This page describes a power supply for AC synchronous motors as used in many turntables - in my case an original Rega 2. The idea of the construction is to provide an electronic speed control, as it is a pain to change the speed of the Rega (lift off the platter and platter mat, move the belt, refit the platter and finally the mat). Using the TTPSU you can change speed electronically.

Another feature is the speed adjustment: The original Rega's was known for precise 33 RPM, but the 45 RPM was a little off speed. Using the TTPSU the 45 RPM speed can be adjusted individually of the 33 RPM.


The power supply descriped here, is for turntables with 2 phase AC motor, like Linn, Rega, AR, Heybrook, Goldring and many, many more. The main features of the power supply are:

  • X-tal controlled speed. The TTPSU can change speed by the push of a button - no need to move the belt on the pulley.

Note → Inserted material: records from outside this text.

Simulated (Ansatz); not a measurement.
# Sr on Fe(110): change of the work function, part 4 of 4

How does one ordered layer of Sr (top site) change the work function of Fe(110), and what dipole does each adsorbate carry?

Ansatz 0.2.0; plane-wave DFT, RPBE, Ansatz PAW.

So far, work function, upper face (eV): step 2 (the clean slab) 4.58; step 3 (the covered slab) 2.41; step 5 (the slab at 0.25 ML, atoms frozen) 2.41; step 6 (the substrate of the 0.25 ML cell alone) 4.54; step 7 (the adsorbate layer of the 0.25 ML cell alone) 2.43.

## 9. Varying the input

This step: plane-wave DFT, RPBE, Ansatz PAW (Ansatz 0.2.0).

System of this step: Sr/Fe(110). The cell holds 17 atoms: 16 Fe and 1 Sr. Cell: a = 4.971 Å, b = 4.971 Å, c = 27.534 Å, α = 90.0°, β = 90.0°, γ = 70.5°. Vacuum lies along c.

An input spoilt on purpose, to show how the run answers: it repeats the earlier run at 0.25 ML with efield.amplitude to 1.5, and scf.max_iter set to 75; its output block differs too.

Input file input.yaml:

  • Speed selection - 2 to 4 speeds can be configured and adjusted.

  • Speed adjustment by varying the AC frequency in 0.1% steps.

  • Approx. 15W output capability.

  • DC free AC output. Also, spikes and noise on the net is eliminated.

  • Optional lowering of the operating speed after start-up (110V->85V, 230>170V). High voltage output time can be set to 10, 25 seconds or always. A lower operating speed reduces the vibrations from the motor.

  • Speed ramping to allow speed changes with the pickup in the groove with a minimum of vibrations and "soft" startup.

  • 3 button control.

  • 16x1 LCD display.

  • Microprocessor controlled "Sinus" generation.

  • Optional 50/60Hz input.

  • Build for 110V or 230V input, 110V/230V output.

  • Optional 50Hz/60Hz ouput (by downloading the appropriate program to the processor).

  • Optional cleaner sinus for 60Hz operation (download) by overclocking the processor.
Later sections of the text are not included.